Seeing sketchy people around campus, blood in the bathrooms, and getting yelled at for not bumming a cigarette is not an uncommon occurrence at Seattle Central. It is part of what makes Capitol Hill an interesting and diverse place (minus the blood — that’s nasty). However, Seattle Central in recent weeks has upped security and taken measures to prevent truly criminal incidents on campus. A robbery at gunpoint in neighboring Cal Anderson Park precluded a decision to step up security to operate 24/7, and a recent drunken scuffle by the Performance Hall has likely sharpened security’s eyes to that of an eagle.
These may seem like new developments but in actuality is only a small part in a long history of security concerns. “Recently, a scuffle involving a security guard and a homeless person who wandered onto campus occurred near an elevator. Another fight, between two men, occurred at the south rear entrance of the first floor, near the daycare center. These kinds of incidences can only be avoided by increasing security staff,” says a City Collegian article from 1994. The article entitled “Security Increase Urgently Needed” discusses the campuses lack of budget in hiring security and need for a stronger presence. It ran next to an article about gun control after the suicide of Kurt Cobain.
Today we see that security issues are still a point of contention and debate on campus but numbers of criminal incidents have remained relatively steady in the last few years and in some cases actually been reduced. A security report released yesterday by M. Elman McClain, Director of Safety and Security for SCCC, states the following stats for the 2011, 2010, and 2009 years.
- Aggravated Assault – 2 (2011), 1 (2010), and 2 (2009);
- Burglary – One attempted, and one forcible (2011), three forcible burglaries and no attempted (2010), and two forcible burglaries, no attempted (2009);
- Larceny (theft) – 29 (2011), 43 (2010), and 42 (2009);
- Vandalism – 2 (2011), 3 (2010), and 2 (2009);
- Simple Assault – 4 (2011), 3 (2010), and 3 for 2009;
- Liquor Law Arrests – 53(2011), 50 (2010), and 53 (2009);
- Drug Law Arrests– 3 (2011), 2 (2010), and 3 (2009).

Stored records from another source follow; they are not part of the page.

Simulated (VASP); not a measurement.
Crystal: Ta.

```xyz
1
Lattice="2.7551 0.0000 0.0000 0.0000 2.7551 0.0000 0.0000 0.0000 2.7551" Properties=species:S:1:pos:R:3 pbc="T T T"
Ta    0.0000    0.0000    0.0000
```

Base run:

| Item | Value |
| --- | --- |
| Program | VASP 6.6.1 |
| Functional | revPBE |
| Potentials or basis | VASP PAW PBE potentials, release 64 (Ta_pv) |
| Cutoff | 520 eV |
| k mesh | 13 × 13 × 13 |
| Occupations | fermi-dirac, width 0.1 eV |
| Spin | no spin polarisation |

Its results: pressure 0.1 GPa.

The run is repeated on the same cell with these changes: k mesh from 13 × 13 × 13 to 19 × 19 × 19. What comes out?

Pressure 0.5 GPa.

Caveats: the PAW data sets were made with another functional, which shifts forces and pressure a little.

McClain notes in a previous email blast sent September 26th that, “with the start of another school year, we are already finding an increase in illegal activities in our north and south restrooms (both Women and Men). We do not have a specific time that the activity is happening, like last year we will be securing the outer restrooms (north and south) at 7:30 pm and unlocking them by 7:00 am. The central restrooms near the elevators will remain unlocked and open for use during the night.”
The main men’s bathroom in the Broadway Performance Hall is frequently locked within these open hours; I cannot vouch for the women’s bathroom.
McClain in the email containing the stats encourages the public to be vigilant, “when you leave your office or classrooms please make sure that the doors are closed and locked. Leaving the areas unattended is an open invitation for something to occur. Secure your valuables. Lock purses and other items in desk or file cabinet drawers (out of sight/out of mind!)”
A 1976 article from The City Collegian, entitled “Campus Crime on Increase” echoes a nearly identical sentiment. “Advice to faculty and staff is to keep purses locked up in a desk, file cabinet, or storage cabinet,” says the unnamed article. The article leads with: “Students should be warned that there is an increased amount of theft at SCCC lately…Last week personal items were stolen from several offices.”
“I’d like more security officers on patrol around the campus as a whole. At budget time every year, I ask for more officers and I’m again denied,” says Robert Brown, Supervisor of Campus Security in the 1994 Collegian article.
After nearly two decades Seattle Central has decided it is time to increase the security. “They (the public) don’t realize the enormity of the area security has to patrol,” says Larri Sims, ASC President in the 94’ article. New City Collegian has heard that new security officers have been hired on but this has not been confirmed, however this seems likely given the expanded hours of operation for security.
Elman in closing says, “I am asking for the College community’s assistance, if you see any suspicious activity or persons wandering the building please contact the Public Safety Office at extension 5442 or 206.934.5442. An officer will respond and check out the situation.”
We will provide updates on campus security as they become available. Also, will post pictures of old Collegian articles after some technical issues are sussed out.